The solution might be to convince PostgreSQL that there is some benefit to using the index:
test=# EXPLAIN ANALYZE SELECT * FROM test WHERE 5000000 BETWEEN range_start AND range_end ORDER BY range_start DESC LIMIT 1;
QUERY PLAN
----------------------------------------------------------------------------------------------------------------------------------------
Limit (cost=0.00..1.53 rows=1 width=16) (actual time=0.102..0.103 rows=1 loops=1)
-> Index Scan Backward using test1 on test (cost=0.00..3667714.71 rows=2403325 width=16) (actual time=0.099..0.099 rows=1 loops=1)
Index Cond: ((5000000::numeric >= range_start) AND (5000000::numeric <= range_end))
Total runtime: 0.125 ms
Quite a performance boost I would say :). However still, this boost will only work if such range exists. Otherwise it will be as slow as SEQ SCAN. So it might be good to combine this approach with what I have outlined in my second update to the original question.

Postgresql 9.x: Index to optimize `xpath_exists` (XMLEXISTS) queries

We have queries of the form
select sum(acol)
where xpath_exists('/Root/KeyValue[Key="val"]/Value//text()', xmlcol)
What index can be built to speed up the where clause ?
A btree index created using
create index idx_01 using btree(xpath_exists('/Root/KeyValue[Key="val"]/Value//text()', xmlcol))
does not seem to be used at all.
EDIT
Setting enable_seqscan to off, the query using xpath_exists is much faster (one order of magnitude) and clearly shows using the corresponding index (the btree index built with xpath_exists).
Any clue why PostgreSQL would not be using the index and attempt a much slower sequential scan ?
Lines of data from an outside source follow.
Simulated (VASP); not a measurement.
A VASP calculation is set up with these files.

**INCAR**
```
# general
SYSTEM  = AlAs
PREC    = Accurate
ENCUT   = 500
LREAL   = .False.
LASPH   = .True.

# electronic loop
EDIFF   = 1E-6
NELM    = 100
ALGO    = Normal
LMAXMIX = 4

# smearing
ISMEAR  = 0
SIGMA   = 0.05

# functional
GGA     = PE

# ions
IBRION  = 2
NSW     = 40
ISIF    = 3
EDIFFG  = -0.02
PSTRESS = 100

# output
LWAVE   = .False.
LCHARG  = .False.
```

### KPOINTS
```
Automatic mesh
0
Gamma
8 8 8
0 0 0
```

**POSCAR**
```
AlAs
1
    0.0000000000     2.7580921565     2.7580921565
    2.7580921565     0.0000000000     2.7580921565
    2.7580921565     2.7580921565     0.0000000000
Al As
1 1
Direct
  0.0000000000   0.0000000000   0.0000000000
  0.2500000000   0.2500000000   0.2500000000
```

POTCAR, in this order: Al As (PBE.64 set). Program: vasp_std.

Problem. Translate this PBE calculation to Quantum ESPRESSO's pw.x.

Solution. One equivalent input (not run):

Since I do not want to disable sequential scanning globally, I am back to square one and I am happily welcoming suggestions.
EDIT 2 - Explain plans
See below - Cost of first plan (seqscan off) is slightly higher but processing time much faster
b2box=# set enable_seqscan=off;
SET
b2box=# explain analyze
Select count(*)
from B2HEAD.item
where cluster = 'B2BOX' and ( ( xpath_exists('/MessageInfo[FinalRecipient="ABigBank"]//text()', content) ) ) offset 0 limit 1;
QUERY PLAN
-----------------------------------------------------------------------------------------------------------------------------------------------------------------
Limit (cost=22766.63..22766.64 rows=1 width=0) (actual time=606.042..606.042 rows=1 loops=1)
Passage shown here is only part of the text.